My own father and I don't speak, its by my choice. I don't consider him a father, more of a name on a birth certificate. That's where I consider the responsibility ending on his part. Not for legal purposes, more so by his actions.
Hearing the news about my friend's father passing made me remember my friend Dennis. Soon after I moved to the US in 1993, I was lucky to get a job with Air Canada, where I met Dennis and also my friend who suffered last night's bereavement.
Dennis and I hit it off and became close friends. He was 25 years older than me so could have been the same age as my real father (was only five years behind in fact). Dennis had good qualities, great qualities....and some bad qualities. I have learned that I am taking the good and the great and I'll acknowledge the bad although I know I won't repeat the bad....
I met Dennis in 1994, he was my friend, actually he still is my friend. He passed away on July 4th, 2009. He has been my friend through a divorce, a relocation to Tennessee and many changes in between.
He wasn't my father but I learned a lot from him only because he had been through many experiences himself before and was able to impart personal knowledge rather than fluffy bullshit that some do.
I miss him every day, and there's one thing I miss more than most and that is that I can't call him on the way home from work. I used to call him, sometimes for five minutes, sometimes for thirty minutes, but he'd always answer the call and make time for me no matter what he had going on.
He never met my daughter, he had planned to come to Nashville in mid-July 2009 and had heard my daughter's voice on the phone, but he never met her. I would have been so proud to have him meet her, he would have seen his spirit in her I'm sure.
I miss Dennis every day. He wasn't my father, and to me that doesn't matter. I have a father but my father absolved himself from his responsibilities very early and after we met, Dennis assumed the role of advisor, counselor and probably most of all, a non-judgemental listener. Dennis used to always wish he wasn't right about some things, because he knew it was not what I wanted to hear. But only because he had been through it himself, he knew his outcome would be the one I would see in that particular situation.
I wish everyone would have a father like Dennis, he has two wonderful daughters who can claim that. I don't claim anything other than I was lucky to know him. If I had to pack a backpack for a journey through life, I would want his spirit in it.

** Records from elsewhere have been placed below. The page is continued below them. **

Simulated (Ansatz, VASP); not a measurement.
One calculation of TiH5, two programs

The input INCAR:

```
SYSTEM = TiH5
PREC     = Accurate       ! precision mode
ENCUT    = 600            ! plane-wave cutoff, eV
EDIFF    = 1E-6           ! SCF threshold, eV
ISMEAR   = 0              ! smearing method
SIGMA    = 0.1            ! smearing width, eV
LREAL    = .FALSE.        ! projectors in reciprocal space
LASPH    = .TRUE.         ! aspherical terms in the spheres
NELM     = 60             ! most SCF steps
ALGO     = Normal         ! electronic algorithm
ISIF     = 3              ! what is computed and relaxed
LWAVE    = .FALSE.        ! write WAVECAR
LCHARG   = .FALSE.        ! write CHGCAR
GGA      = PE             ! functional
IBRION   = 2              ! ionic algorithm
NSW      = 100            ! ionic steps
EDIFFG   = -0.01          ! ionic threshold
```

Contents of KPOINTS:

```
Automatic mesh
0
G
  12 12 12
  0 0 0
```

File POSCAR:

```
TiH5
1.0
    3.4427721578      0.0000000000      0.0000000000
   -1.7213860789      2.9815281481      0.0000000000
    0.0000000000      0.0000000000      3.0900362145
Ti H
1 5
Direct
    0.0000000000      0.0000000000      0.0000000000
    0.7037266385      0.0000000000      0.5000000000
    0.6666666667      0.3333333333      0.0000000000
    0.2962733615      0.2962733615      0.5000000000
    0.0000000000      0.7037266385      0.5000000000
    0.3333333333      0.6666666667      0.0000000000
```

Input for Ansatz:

I don't know that this would console my friend in the loss he is experiencing, perhaps it will go someway towards doing so. Sometimes there are people we will meet who will touch us along the way, and we need to remember that they do, because otherwise we will be approaching the future empty-handed.
Je suis sur que ton pere te manque dans ces jours la. J'espere que sa memoire, et surtout les bons moments dont vous en avez eu ensemble, t'aide un peu parmi les emotions vraiment difficiles que tu vis en ce moment.